I sit down to new Woody Allen films with some trepidation. His name is no longer associated with embarrassment by the critics, who seem to think that he was redeemed by Scarlett Johansson, but this is a spurious claim—the stilted Matchpoint was insufferable, and Vicky Cristina Barcelona was a flatulent, cliche-ridden puff piece that likely germinated during a wank. But real fans die hard, so I went. And it was. . . good.
Okay. It was incredibly lazy. After making approximately one movie per year for the past forty years, Allen assumes that we all know that he knows how to make a movie. But other movie-making geniuses, Scorsese for example, don't throw craft out the window just because they're a few years past their 70th birthday and they're tired.*
Basically, Whatever Works is a brilliant screenplay—one of his best in years, probably the best since Deconstructing Harry. And Larry David is the best stand-in for Allen in years (though Kenneth Branagh made a good try in Celebrity)—perhaps even better than Allen himself, since he brings an additional layer of his own maudlin michegas. And the decision to dump can't-act-her-way-out-of-a-paper-bag Scarlett with flavor-of-the-month Evan Rachel Wood is a step in the right direction, even Wood is a bit wooden at times.
That wooden quality is the basic problem with this movie. Allen paints in broad strokes—the bodies and the sets are really only there to help us focus on the words. It would probably do better as a play. Watching this movie actually feels, for the most part, like watching a rehearsal.

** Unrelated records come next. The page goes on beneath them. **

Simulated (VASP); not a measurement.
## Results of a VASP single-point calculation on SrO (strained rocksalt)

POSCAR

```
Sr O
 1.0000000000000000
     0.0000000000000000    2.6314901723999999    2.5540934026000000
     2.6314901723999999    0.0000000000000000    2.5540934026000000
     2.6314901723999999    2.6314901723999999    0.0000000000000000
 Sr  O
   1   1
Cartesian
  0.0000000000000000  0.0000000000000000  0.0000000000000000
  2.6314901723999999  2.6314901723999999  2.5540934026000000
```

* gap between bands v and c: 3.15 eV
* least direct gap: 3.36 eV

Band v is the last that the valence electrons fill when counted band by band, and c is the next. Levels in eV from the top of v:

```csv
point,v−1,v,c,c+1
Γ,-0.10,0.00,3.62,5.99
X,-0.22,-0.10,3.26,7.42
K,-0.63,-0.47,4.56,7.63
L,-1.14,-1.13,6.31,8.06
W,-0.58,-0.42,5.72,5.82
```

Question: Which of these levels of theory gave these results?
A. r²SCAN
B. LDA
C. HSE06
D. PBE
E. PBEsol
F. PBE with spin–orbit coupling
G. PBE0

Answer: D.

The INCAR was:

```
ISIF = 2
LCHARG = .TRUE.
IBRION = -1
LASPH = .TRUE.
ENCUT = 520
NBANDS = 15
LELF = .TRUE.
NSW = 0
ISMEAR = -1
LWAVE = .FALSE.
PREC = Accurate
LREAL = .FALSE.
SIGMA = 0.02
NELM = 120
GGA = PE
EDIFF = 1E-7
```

Some readers might be surprised that I'm not offended by the movie's completely implausible happy ending, in which nine characters end up happily coupled (well, three couples and one threesome). But I think that careful viewers will see that this is not a happy ending at all. The story simply stops at a happy moment. Based on the Shakesperian shifts of emotion that we have just witnessed, and our trusted narrator's constant reminders that whatever happiness we find in this brutal world is fleeting, and should be grasped for as long as possible, with full knowledge that it will soon disappear, the savvy viewer knows that if we were to visit these characters again in a few months, in a year, in three years, we would find them in the depths of loneliness and confusion. That's the case for most movies with happy endings, but those other filmmakers won't acknowledge it. Allen is one of the few writers who not only understands, but accepts the human condition. And for that, he is a genius, even if he is lazy. The circumstances in which we live are hardly motivating.
*Okay, Scorsese won't be 70 for a few more years. We'll check in again when he's 74 to see if he's gotten lazy as well.